Wednesday, October 14, 2009

When i am in a whole day of street cricket followed by lemon juice kind of mood...

I am feeling good about life. For the moment. Two hours of stand up comedy on youtube can do wonders to your outlook of life. A 32 year old comic tells you about the need to design cars specifically for the 'making out' segment, a segment that is comfortable making out, but can't handle the seriousness of a room or a relationship or sex. And i look forward to the tomorrows with a renewed and unreasonable lightness. No correlation whatsoever. The mind is so fucking fickle. It helps that the 32 year old happens to be Janeane Garofalo from 14 years ago. But the thing is, if you feel good about life, you don't sit around and cross examine it. You just revel in it, and wait for shit to happen. After coffee the next day. Also fucking and fickle seemed to rhyme in a weird way. Which is why i wanted to put them next to each other. Honestly. I am 31 years old and no longer find it fashionable to throw the f word around. I used to find it very fashionable and novel when i had just joined college in 1995. I saw peers using it to sound exasperated in a very cool way. I had tried to imitate, but my attempts felt artificial and affected. So i gave up and stuck to the native tongue. I see a lot of my kid cousins throw the word 'Whatever' around a lot. Is that a fashionable word among college kids of today?

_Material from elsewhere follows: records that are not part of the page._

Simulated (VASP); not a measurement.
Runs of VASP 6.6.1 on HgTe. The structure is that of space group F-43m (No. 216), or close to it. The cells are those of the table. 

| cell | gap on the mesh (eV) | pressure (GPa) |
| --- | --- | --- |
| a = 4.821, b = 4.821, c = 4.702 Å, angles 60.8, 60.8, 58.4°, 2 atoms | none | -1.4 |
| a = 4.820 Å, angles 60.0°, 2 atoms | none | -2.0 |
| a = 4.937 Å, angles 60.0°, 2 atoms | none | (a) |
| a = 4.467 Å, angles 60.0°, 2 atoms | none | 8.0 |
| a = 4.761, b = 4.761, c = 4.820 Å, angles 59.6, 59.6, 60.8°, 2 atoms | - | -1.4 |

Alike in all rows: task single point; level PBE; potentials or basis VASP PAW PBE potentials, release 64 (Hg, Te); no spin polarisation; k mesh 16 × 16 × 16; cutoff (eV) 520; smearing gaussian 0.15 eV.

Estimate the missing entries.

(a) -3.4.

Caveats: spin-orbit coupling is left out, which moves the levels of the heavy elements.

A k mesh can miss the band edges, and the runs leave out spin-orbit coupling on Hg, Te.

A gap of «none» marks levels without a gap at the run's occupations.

My mom is in town. And i am getting frequent doses of Rice and Sambhar. I am not a foodie. I could live on rice and sambhar all my life, without ever knowing if Penne is tubular or if Fusilli looks like dead butterflies made of maida. Sambhar is a gooey thing made from dal and water and chilli powder and turmeric and tamarind and vegetables. And add salt to taste. Dal is a pulse. I've seen a japanese man cry and sweat and fret over some benign Sambhar a few years ago. I've seen the same Japanese man suck in an Octopus tentacle with a straight face. His name was Hanawa. We called him Hanawa-san. He told me that 'baakha' was fuck in japanese. He taught me wrong. I still don't know the right word. In Jap movies, people keep saying 'waatha shiva' or something like that. I don't know what it means. But we told Hanawa-san what 'waatha' means in Tamil. And he giggled over it. Serious japanese men don't giggle often. He wasn't a serious japanese man. He took us to Uno park where we saw families sitting under sakura blooms and drinking sake. I remember being extremely happy seeing all those blooms and all those half drunk and not so drunk families. Sakura is cherry blossom in Japan, and the bloom lasts for all of 15 days. But, for those 15 days, they are very pretty. Humans should've also been designed to be like sakura.

I am most probably visiting home in November. For a month or so. I think i'll decide on the immediate direction for the next few years then. Buddha has promised to come down and leave a sign at that point. He refuses to come down right now. Says he is not in the mood. I think he has visa issues. I think 2010 is going to be a very good year for me. If i keep repeating this some 2.5 million times, it will actually happen. I read this in an excerpt of a self help book titled Sweet corn soup for the fool or something.

Sunday, October 04, 2009

Sometimes, strangers are better than fiction...

There'll be no angst in this post. No alcohol either. I came here to record an unexpectedly pleasant saturday evening. A time i usually spend with fictional characters. Or a high level programming language. This time, it was the company of a stranger. A stranger i've known, for 3 days in all. Who i'll meet again, in 3 years maybe, or a little later. A polite hello. A curt handshake. A cup of coffee each. One with sugar, one without. And then a drive, supposedly to Palo Alto. A signal jump, a wrong turn, and a pretty road that took us to a destination we weren't headed for. An unmarked space with two parked cars. A trail. A real heavy breeze, that made us need the sight of speech, as much as the sound of it, to make sense of the spoken word. A bird whose name we did not know, whose flight we still hung on and followed. The just risen moon, inside which, she saw a rabbit, i saw a squid, and she spoke of a friend, who always saw a mother and a child. I've never looked for forms inside the moon. I call them craters and leave them at it. Bata chappals, wind chill, the setting sun and the growing hunger, made us head back to the car. Eventually, Palo Alto was reached. Dishes whose names i can't remember, to save my life, were consumed. And good byes and good lucks exchanged. Strangely, the evening seemed whole in it's own right. Random. No context. No obligatory future or direction. Just it. Like watching, possibly, the only show of a feel good movie, seeing the credits roll, walking out, smiling and satisfied.

I think back of Kodachaadri. Another geography. Another whole set of events. But a very similar after taste. I'll keep it for another time.